More than 91,000 children in London will spend Christmas without a home

Rough sleeper on the streets in Westminster Credit: PA

New research from Shelter suggests that at least 186,900 people in London will spend this Christmas without a home.

Shelter says the number of homeless Londoners has increased by 12% in one year, and amongst those without a home for this festive period are more than 91,000 children.

The charity's analysis of official homelessness figures and responses to Freedom of Information requests reveals that one in 47 people in London are now homeless.

One in 47 people in London are homeless Credit: PA

The number of homeless people in England on a given night this year is 14% higher than 2023, according to Shelter.

The charity said its research into people living in temporary accommodation, sleeping on the streets and living in hostels is "the most comprehensive overview of recorded homelessness in England".

But its figure of 354,016 is still likely to be an underestimate, it said, as some types of homelessness such as sofa-surfing go unrecorded.

The charity's 2023 estimate for a given night of 309,550 rough sleepers equated to around one in 182 people.

The charity - which described its research as a snapshot of the number of people recorded as homeless on a given night in 2024 - blamed "extortionate private rents" and a "dire lack of genuinely affordable" social homes for "trapping" more people in homelessness.

The latest official figures, published earlier this month by the Ministry of Housing, Communities and Local Government, showed there were 123,100 households in England in temporary accommodation in the three months to the end of June - a rise of 16.3% on the same period the previous year.

There were 159,380 children in temporary accommodation between April and June this year, those statistics showed.

The government figures refer to temporary accommodation secured by a local housing authority when a person or family presents to them as homeless, and can take various forms including bed and breakfasts or private housing leased by the council.

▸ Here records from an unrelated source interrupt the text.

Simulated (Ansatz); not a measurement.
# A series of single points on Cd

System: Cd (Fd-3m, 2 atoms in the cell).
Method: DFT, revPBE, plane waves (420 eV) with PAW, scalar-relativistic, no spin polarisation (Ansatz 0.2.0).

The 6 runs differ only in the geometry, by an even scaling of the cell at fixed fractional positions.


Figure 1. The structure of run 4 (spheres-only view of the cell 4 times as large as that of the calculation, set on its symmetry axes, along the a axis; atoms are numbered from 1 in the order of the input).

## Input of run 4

Shelter’s estimate is wider, combining people living in council-arranged temporary accommodation, those who have arranged their own temporary accommodation, rough sleepers, single people in hostels but not counted in government statistics, and figures from Freedom of Information requests it made to councils about numbers in temporary accommodation arranged by social services.

Shelter chief executive Polly Neate said: "As the country prepares to wind down and celebrate the festive season in our homes, it’s unimaginable that 354,000 will spend this winter homeless – many of them forced to shiver on the wet streets or in a mouldy hostel room with their entire family.

"Across England, extortionate private rents combined with a dire lack of genuinely affordable social homes is trapping more and more people in homelessness.

"Parents are spending sleepless nights worrying about their children growing up in cramped and often damaging temporary accommodation, as weeks and months turn into years without somewhere secure for them to call home."

A spokesperson for the Ministry of Housing, Communities and Local Government said: "These figures are shocking and they show the devastating reality of the homelessness crisis which we have inherited.

"No-one should have to spend Christmas without a home and this government is taking urgent action to get us back on track to ending homelessness, including committing £1 billion in funding to support homelessness services.

"We will go even further to fix these housing challenges by building the social and affordable homes we need as part of our Plan for Change while the Deputy Prime Minister is also chairing a new inter-ministerial group dedicated to tackling the root causes of homelessness."